Oink

1st woman:  Oh, my God.  I’m so upset.  I made the most horrible Freudian slip.

2nd woman:  What happened?

1st woman:  I was having lunch with my mother.  I meant to say, “Please pass the toast,” and instead I said, “You horrible woman.  You’ve ruined my life.”

***

“You can put lipstick on a pig, but it’s still a pig,” Obama said during a town-hall style event here Tuesday night.

The comment played on Republican vice presidential candidate Palin’s joke during the Republican National Convention that the only difference between a pit bull and a hockey mom was lipstick.

Obama has been hammering the Republican ticket for adopting his change mantra. “This is a guy who supported George Bush 90% of the time. What does that say about somebody’s judgment that they agree with George Bush 90% of the time?” he said.

“You can wrap an old fish in a piece of paper called ‘change,’ it’s still going to stink,” Obama said. “After eight years, we’ve had enough of the same old thing. It’s time to bring about real change to Washington and that’s the choice you’ve got in this election.”

Wall Street Journal

***

My mother, back in the 1950s:  When’s your baby due?

Woman:  I’m not pregnant!

***

Did Barack Obama mean to call either McCain or Palin a pig or a rotten fish?  Certainly a lot of people think he did.  I don’t.  I think this was nothing more than stupid talk.  After all, both the expressions he used (or variations thereof) are fairly common currency.  We all know what they mean:  no matter how you try to prettify or sanitize something, it is what it is.  Obama was making the point that, pretty Republican campaign speeches notwithstanding, he believes that Democrats will fundamentally disagree with the actual policies, positions and promises underneath the fancy Republican wrapping.  It’s a valid point in a political campaign.

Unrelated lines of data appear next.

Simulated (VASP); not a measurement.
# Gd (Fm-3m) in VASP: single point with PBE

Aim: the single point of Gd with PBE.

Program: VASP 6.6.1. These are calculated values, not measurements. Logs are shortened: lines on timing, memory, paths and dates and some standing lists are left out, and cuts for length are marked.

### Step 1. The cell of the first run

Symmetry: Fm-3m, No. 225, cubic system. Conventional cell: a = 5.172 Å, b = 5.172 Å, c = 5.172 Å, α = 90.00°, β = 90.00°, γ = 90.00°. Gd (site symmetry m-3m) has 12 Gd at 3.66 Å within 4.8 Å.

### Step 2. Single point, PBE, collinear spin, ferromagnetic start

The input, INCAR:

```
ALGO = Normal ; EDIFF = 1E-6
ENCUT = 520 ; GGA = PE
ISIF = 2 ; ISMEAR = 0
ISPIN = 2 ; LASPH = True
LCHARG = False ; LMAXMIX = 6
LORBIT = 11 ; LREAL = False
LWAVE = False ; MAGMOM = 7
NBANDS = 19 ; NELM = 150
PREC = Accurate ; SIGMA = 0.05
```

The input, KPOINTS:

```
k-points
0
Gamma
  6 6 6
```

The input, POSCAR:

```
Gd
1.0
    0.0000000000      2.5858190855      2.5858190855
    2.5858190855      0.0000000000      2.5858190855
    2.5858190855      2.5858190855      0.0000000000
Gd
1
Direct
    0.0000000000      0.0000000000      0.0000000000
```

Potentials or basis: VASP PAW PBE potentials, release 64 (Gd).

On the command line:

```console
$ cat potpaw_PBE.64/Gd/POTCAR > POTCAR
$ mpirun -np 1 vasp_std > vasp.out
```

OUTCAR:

So, now I’ve exculpated Obama from the charge that he intentionally called his opponents pigs and stinking fish.  But I’m not done.

What Obama did was still stupid and crude.  As the American Thinker points out, this derogatory, careless way of speaking is typical of Obama under pressure and off teleprompter.  It bespeaks a man without an elegant mind, a man who thinks in crude and ugly terms.

The speech also probably has even stronger Freudian elements, given the fact that Palin associated herself with lipstick when she interrupted her convention speech (charmingly, I thought) to throw in her hockey mom joke:  “What’s the difference between a pit bull and a hockey mom?  Lipstick.”)  The fact that Palin’s husband was a commercial fisherman (with Palin helping to run that enterprise), no doubt strengthened the subliminal connection Obama felt when throwing around images of pigs in lipstick and stinking fish.

Lastly, it’s worth noting that Obama’s audience happily put it’s own spin on things.  It roared when it heard the “pig in lipstick” statement, something it wouldn’t have done if it understood what it heard merely as a colorful phrase referring to putting too good a face on something.  The roar came about because, whether intentionally or subliminally, Obama painted in their willing minds a picture of Pig Palin in Lipstick.

It’s easy to overblow this whole thing by making far-reaching accusations about Obama’s explicit intentions.  Frankly, we’ll never know his explicit intentions.  But we don’t need to go that far.  We know two things from what he said:  he’s a crude speaker when under attack and unprotected by speech writers, and his audience is joyously willing to put the worst, most unflattering spin on anything that slips unguarded from his mouth.  That doesn’t speak well either for the man or his followers.